Created by Claudiu Tabac - © 2026
This material is open for educational and research use. Commercial use without explicit permission from the author is not allowed.
ICT Risk Management (DORA-IRM)
The ICT Risk Management domain under the DORA Lens evaluates whether ICT-related risks are identified, governed, and managed end-to-end in a way that protects the continuity of critical business services. This domain determines whether ICT risk is treated as a core business risk with executive ownership, not merely as a technical concern relegated to IT departments.
Purpose of This Domain
Systematic Identification
ICT risks are systematically identified and classified across all systems, services, and infrastructure components that support critical business operations.
Clear Accountability
Risk ownership and accountability are clearly assigned to appropriate management levels with the authority to make decisions and allocate resources.
Risk-Based Protection
Preventive and protective measures are selected and implemented based on assessed risk levels rather than generic compliance checklists.
Service Resilience
ICT risk decisions actively support business service resilience and continuity objectives aligned with organizational priorities.

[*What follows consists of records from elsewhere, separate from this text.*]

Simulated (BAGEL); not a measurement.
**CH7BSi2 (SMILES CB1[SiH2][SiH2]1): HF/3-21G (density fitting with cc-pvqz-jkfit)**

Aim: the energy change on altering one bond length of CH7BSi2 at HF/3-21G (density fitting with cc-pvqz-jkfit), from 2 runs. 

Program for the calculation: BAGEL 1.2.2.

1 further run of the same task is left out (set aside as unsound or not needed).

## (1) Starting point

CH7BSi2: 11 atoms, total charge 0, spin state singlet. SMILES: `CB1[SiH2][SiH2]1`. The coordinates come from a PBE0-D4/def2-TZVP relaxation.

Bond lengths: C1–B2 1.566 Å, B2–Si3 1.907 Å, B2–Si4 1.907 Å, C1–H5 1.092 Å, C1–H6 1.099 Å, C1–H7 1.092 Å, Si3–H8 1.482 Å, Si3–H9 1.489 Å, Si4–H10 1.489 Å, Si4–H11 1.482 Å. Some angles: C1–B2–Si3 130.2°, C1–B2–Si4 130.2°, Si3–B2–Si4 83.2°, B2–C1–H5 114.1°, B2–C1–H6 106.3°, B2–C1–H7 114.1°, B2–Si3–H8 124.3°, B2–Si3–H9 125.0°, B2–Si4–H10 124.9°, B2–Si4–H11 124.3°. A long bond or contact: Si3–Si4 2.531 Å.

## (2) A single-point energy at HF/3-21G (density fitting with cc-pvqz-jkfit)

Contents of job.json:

DORA evaluates how ICT risk is governed throughout the organization, not just whether technical controls exist. The focus is on demonstrating executive engagement, risk-informed decision-making, and continuous alignment with business objectives.
Governance & Ownership of ICT Risk
This capability area examines whether ICT risk is owned and overseen at the appropriate management level with clear lines of accountability and decision-making authority. Organizations must demonstrate that ICT risk governance is not delegated entirely to technical teams but is integrated into enterprise-wide risk management frameworks.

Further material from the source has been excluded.